After reading the ACC’s lawsuit, which was filed Monday in Greensboro, N.C., Charles E. Dorkey, a partner at McKenna Long & Aldridge LLP in New York, said the ACC should be compensated for revenue lost over Maryland’s defection to the Big Ten, but may have trouble collecting the total amount because the payment it is seeking could be seen as punitive.
The ACC is seeking an exit fee amounting to three times the conference’s annual operating budget, which amounts to $52,266,342, the lawsuit says.
The lawsuit states that, in a September vote, a majority of the ACC’s university presidents concluded that “the sum of three times the annual operating budget of the ACC was a fair and reasonable approximation of the potential financial and other harm resulting from withdrawal.” Such payments sought to “provide some relief for the prospective and substantial harm caused by withdrawal.”
Maryland, however, will need to demonstrate that such payments are punitive, far exceeding any harm caused by its move to the Big Ten.
“Even if you made it three times Maryland’s contribution [to the ACC's coffers]. I think that’s still a hard case, but at least that’s an easier case to defend,” Dorkey said. “But three times the budget of everybody? That’s a lot of money. The [ACC's] defense will be, ‘The bylaw says it’s liquidated damages.’ You can use liquidated damages as a way of compensating the party whose rights were breached for their loss. You cannot use it for punishing the rights who breached.
“Maryland will argue that any reference to the budget makes it a penalty and does not reflect the actual damages of the ACC. What damages do they suffer? When Maryland leaves, the ACC doesn’t have a $17 million hole in their budget. There are other teams that pay money, other teams that get support, other games for people to watch on television. Just thinking out loud, maybe the better solution would be three times Maryland’s contribution to the ACC budget, averaged over the past five years.”
The crux of the ACC’s argument, Dorkey said, rests in the ACC Council of Presidents’ 10 to 2 vote, which passed the new exit fee into effect. University of Maryland President Wallace D. Loh was among the two dissenters, but “voluntarily consented to and participated, without objection, in the discussion and vote,” by which the ACC’s members “are bound,” the lawsuit says.
“The other side says we have a valid contract, it should be enforced,” Dorkey said.
An interesting wrinkle was thrown into the equation Wednesday, when the ACC’s presidents – minus Loh – unanimously voted to admit Louisville, which will replace Maryland. The Cardinals boast an illustrious basketball program and is currently ranked fifth nationally. Louisville’s football program has also enjoyed more success than Maryland’s in recent seasons and on Thursday clinched a BCS bowl berth with a win over Rutgers.

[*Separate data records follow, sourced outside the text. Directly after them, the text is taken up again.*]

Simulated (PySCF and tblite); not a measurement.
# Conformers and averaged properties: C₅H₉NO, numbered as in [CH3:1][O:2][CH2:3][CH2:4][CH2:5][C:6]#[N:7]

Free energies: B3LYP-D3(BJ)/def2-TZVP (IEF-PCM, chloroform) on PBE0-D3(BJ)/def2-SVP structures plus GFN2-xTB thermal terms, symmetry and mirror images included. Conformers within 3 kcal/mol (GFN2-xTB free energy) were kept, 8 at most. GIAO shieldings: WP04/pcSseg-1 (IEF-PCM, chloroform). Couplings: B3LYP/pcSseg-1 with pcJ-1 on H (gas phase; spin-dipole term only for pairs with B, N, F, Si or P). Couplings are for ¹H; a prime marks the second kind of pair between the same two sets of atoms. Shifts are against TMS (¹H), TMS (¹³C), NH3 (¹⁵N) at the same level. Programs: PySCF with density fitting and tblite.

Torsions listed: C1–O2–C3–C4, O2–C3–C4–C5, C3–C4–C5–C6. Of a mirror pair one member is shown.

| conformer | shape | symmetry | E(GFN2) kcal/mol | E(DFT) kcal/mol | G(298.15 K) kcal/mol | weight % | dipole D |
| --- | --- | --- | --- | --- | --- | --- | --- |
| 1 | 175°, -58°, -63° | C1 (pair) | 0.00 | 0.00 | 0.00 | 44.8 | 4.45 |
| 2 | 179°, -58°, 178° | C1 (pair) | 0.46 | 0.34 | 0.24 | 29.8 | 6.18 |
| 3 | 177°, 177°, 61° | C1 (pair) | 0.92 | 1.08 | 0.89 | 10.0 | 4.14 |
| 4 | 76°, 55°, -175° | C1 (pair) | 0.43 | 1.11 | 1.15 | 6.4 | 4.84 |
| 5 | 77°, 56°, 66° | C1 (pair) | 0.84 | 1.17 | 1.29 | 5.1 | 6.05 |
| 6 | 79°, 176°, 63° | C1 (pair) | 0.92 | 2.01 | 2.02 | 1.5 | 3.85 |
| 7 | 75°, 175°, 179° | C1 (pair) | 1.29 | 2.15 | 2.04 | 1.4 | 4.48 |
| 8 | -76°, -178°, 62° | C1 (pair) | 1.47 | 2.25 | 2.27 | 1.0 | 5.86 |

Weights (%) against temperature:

In a news conference introducing Louisville as the newest ACC member, Commissioner John Swofford said that bringing in the Cardinals does not affect the value of the ACC’s television deal with ESPN, a curious admission given that his conference’s case rests on proving that Maryland’s exit will cause “substantial harm.” The ACC’s “hook,” Dorkey said, is proving liquidated damages. Maryland’s will be proving that paying more than $52 million is punitive.
“The idea is not to have a penalty,” Dorkey said. “Parties should be free to enter and leave contracts without paying penalties. You’re not supposed to punish somebody for breaching it. You’re supposed to compensate the injured party for their loss. What Maryland’s going to argue [is], ‘This is way out of proportion to any loss suffered by the ACC.’ You lose a strong team in the conference, therefore attendance will go down, sell less hot dogs, less whatever. The ACC should be compensated for what it’s lost. But this is not designed to penalize.”
Dorkey, who has handled a number of complex commercial breach-of-contract cases, has seen situations like this settled in five minutes, while others drag on for months. The overwhelming majority of such civil cases, however, get settled. Maryland can be expected to pay some form of liquidated damages, Dorkey said, but not to the level being sought in the lawsuit.
“It seems to me, you leave the ACC, you understand the people you’re leaving behind, it’ll cost them something on some level, so you owe them on some level,” Dorkey said. “But we have freedom of contract, and you’re supposed to go wherever you want to go.”